Habitat for Humanity Contest Winner Drinks to Invention

Recycling artist Wayne Ruth in his "biergarten."

Recycling artist Wayne Ruth in his “biergarten.”

“Some days the project is done,” says recycling artist Wayne Ruth. “But then other days… maybe not.” A long-time volunteer at the Asheville Area Habitat for Humanity ReStore, Ruth used his insider’s advantage to scavenge materials that resulted in a quirky-but-polished German “biergarten” (beer garden) at his home in rural Clyde. “We get a lot of nice things donated,” notes Ruth, “and a lot of interesting things, and a lot of weird things.”

The building-materials section of the vast local ReStore — an industry-lauded model for ReStores nationwide — is a gallery of potential for design dreams. A door covered in peeling paint becomes the threshold of a backyard chicken coop; a vintage window might be the start of a stellar greenhouse.

The contest, which saw a record number of entrants this year, invites local residents to transform reused and recycled materials into design elements, either enhancing existing structures or building new ones. The categories ranged from furniture to homesteading, with awards for people’s choice, best in show, and most unique.

Ruth won the “Best Live and/or Work Space” category. The inspiration for his biergarten came partly from his childhood in Germany. He had a vision for an outdoor space where he could sip his favorite imported brews.

The project started with a hot tub from the ReStore that he installed outside. Over the past five years, he has built structures around the hot tub, enclosed the walkways, and is now working on a pizza pit for parties. The biergarten has European style with a bit of Asheville flair.

“I’m a strong believer in the evolution of ideas,” Ruth says. He enjoys starting with raw materials and watching them evolve as he adds bits and pieces he finds at the ReStore.

“If you really want to find out who you are,” he notes, “do it yourself.”
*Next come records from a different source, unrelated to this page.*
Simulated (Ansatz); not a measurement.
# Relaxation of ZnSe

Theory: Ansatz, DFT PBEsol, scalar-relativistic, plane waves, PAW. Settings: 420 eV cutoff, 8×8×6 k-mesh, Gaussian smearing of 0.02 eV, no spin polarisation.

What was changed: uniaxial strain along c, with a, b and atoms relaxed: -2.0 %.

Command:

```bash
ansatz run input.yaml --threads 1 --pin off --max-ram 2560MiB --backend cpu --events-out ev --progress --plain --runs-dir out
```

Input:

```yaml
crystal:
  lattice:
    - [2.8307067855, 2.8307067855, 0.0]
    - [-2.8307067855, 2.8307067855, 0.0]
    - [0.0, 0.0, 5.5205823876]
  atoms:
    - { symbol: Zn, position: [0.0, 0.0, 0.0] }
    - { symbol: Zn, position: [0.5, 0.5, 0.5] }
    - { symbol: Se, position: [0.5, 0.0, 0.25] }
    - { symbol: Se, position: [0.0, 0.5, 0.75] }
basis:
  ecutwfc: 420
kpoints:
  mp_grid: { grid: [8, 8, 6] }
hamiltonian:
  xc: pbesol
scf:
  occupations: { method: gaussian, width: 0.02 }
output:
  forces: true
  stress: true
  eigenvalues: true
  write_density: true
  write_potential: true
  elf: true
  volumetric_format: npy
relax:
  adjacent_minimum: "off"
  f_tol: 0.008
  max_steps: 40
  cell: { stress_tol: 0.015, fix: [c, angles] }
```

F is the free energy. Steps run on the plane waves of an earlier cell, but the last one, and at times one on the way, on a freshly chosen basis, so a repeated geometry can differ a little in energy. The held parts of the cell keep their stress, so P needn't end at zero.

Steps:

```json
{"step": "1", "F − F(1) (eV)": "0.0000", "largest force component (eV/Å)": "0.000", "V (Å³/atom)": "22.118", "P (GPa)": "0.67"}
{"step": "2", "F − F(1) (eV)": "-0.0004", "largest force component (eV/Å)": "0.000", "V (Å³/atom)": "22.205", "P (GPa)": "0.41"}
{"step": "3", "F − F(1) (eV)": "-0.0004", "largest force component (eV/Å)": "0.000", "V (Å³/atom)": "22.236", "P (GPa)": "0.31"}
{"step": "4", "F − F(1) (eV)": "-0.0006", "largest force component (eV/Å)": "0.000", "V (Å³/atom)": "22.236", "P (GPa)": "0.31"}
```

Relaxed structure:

First, he built a deck and roof for the hot tub. “I overbuilt it,” he says, “but that’s me.” Below it is the covered “bierstube” or tavern. “It’s modeled after an older place you might find in Germany,” says Ruth, “and has some stained glass I brought back from my army tour there 40 years ago. Many things have been gathered through the years, waiting to be called up. I guess I started on the biergarten in 2010 after my last trip to Europe. I’ve tweaked things along the way.”

He likes to know what customers build with their own found treasures, and finds himself hoping that they’ll go to good use in their new homes. Whether the projects are award winning or not, the endeavor as a whole has a positive impact on the community, says Ruth.

As far as his own sprawling artisanal vision — that, he says, is something “I can’t always explain.”